Forget Donald Trump. Boris Johnson is hurtling towards becoming Great Britain’s next prime minister.

Just as politics was transformed in the US, as Mr Johnson walks through the doors at Downing Street, there will be a seismic shift in the landscape. And the blond bombshell will take at least some of the spotlight that has been dedicated to the US President.

It might sound trivial, but according to Sonia Purnell, the author of Just Boris: A Tale of Blond Ambition, it is his blond hair that has been one of Mr Johnson’s greatest assets on his rise to the top.

“When I met him in the 1990s his blond hair was really neat but it didn’t quite suit the image that he wanted,” Ms Purnell said.

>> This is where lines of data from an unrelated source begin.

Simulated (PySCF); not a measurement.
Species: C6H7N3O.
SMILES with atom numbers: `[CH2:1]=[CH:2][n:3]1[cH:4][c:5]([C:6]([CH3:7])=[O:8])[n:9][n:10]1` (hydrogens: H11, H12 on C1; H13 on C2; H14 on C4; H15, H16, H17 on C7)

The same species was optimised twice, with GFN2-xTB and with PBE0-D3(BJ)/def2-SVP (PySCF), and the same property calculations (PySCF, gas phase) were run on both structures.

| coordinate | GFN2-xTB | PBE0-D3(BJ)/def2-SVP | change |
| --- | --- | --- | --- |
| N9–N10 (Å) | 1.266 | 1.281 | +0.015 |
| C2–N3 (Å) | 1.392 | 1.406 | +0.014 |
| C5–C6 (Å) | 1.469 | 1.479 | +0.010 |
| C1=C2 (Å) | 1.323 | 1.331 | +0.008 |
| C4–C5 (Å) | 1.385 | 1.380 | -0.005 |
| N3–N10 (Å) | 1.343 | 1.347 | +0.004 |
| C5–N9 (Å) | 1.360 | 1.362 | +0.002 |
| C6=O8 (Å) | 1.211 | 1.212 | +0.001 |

“So over the years he got used to – particularly when the camera’s about to roll – to ruffling it up.

“Neat didn’t quite fit the persona he wanted, the sort of [rough] kind of character.”

His hair became his trademark, but it’s not the only reason for the comparisons to the US leader.

His survival through years of gaffes and controversies and his flamboyancy in front of the press are all Trump-like.

“They both rely on celebrity a lot. They have both created a public persona and have worked hard on it,” Ms Purnell said.

“They’re both sort of economical with the truth, shall we say. It’s as if morality does not apply to Boris Johnson, just like normal moral standards do not apply to Donald Trump.”

Mr Johnson also has a reputation as a serial philanderer. Two of his marriages have ended.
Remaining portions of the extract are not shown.